B. Self-Regulatory Organization's Statement on Burden on Competition
CBOE does not believe that the proposed rule change will impose any burden on competition that is not necessary or appropriate in furtherance of the purposes of the Act.
C. Self-Regulatory Organization's Statement on Comments on the Proposed Rule Change Received From Members, Participants, or Others
The Exchange neither solicited nor received comments on the proposed rule change.
III. Date of Effectiveness of the Proposed Rule Change and Timing for Commission Action
The foregoing rule change has become effective pursuant to Section 19(b)(3)(A)  of the Act and paragraph (f) of Rule 19b-4  thereunder. At any time within 60 days of the filing of the proposed rule change, the Commission summarily may temporarily suspend such rule change if it appears to the Commission that such action is necessary or appropriate in the public interest, for the protection of investors, or otherwise in furtherance of the purposes of the Act.
IV. Solicitation of Comments
Interested persons are invited to submit written data, views, and arguments concerning the foregoing, including whether the proposed rule change is consistent with the Act. Comments may be submitted by any of the following methods:
- Use the Commission's Internet comment form (http://www.sec.gov/rules/sro.shtml); or
- Send an email to email@example.com. Please include File Number SR-CBOE-2012-105 on the subject line.
- Send paper comments in triplicate to Elizabeth M. Murphy, Secretary, Securities and Exchange Commission, 100 F Street NE., Washington, DC 20549-1090.

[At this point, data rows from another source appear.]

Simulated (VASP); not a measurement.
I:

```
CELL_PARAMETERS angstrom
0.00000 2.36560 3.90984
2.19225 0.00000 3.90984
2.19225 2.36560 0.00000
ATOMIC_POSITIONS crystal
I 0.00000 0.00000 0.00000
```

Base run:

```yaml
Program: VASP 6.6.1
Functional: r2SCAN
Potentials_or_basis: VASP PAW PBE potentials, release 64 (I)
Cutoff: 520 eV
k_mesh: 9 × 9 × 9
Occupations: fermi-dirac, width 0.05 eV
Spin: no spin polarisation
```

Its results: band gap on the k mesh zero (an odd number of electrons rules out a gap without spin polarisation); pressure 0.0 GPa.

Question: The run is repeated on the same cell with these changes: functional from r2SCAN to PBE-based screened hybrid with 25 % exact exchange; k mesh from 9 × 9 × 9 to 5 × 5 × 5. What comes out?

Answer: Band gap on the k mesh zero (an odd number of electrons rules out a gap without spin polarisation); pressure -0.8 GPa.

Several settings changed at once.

All submissions should refer to File Number SR-CBOE-2012-105. This file number should be included on the subject line if email is used. To help the Commission process and review your comments more efficiently, please use only one method. The Commission will post all comments on the Commission's Internet Web site (http://www.sec.gov/rules/sro.shtml). Copies of the submission, all subsequent amendments, all written statements with respect to the proposed rule change that are filed with the Commission, and all written communications relating to the proposed rule change between the Commission and any person, other than those that may be withheld from the public in accordance with the provisions of 5 U.S.C. 552, will be available for Web site viewing and printing in the Commission's Public Reference Room, 100 F Street NE., Washington, DC 20549 on official business days between the hours of 10:00 a.m. and 3:00 p.m. Copies of such filing also will be available for inspection and copying at the principal office of the Exchange. All comments received will be posted without change; the Commission does not edit personal identifying information from submissions. You should submit only information that you wish to make available publicly. All submissions should refer to File Number SR-CBOE-2012-105, and should be submitted on or before December 4, 2012.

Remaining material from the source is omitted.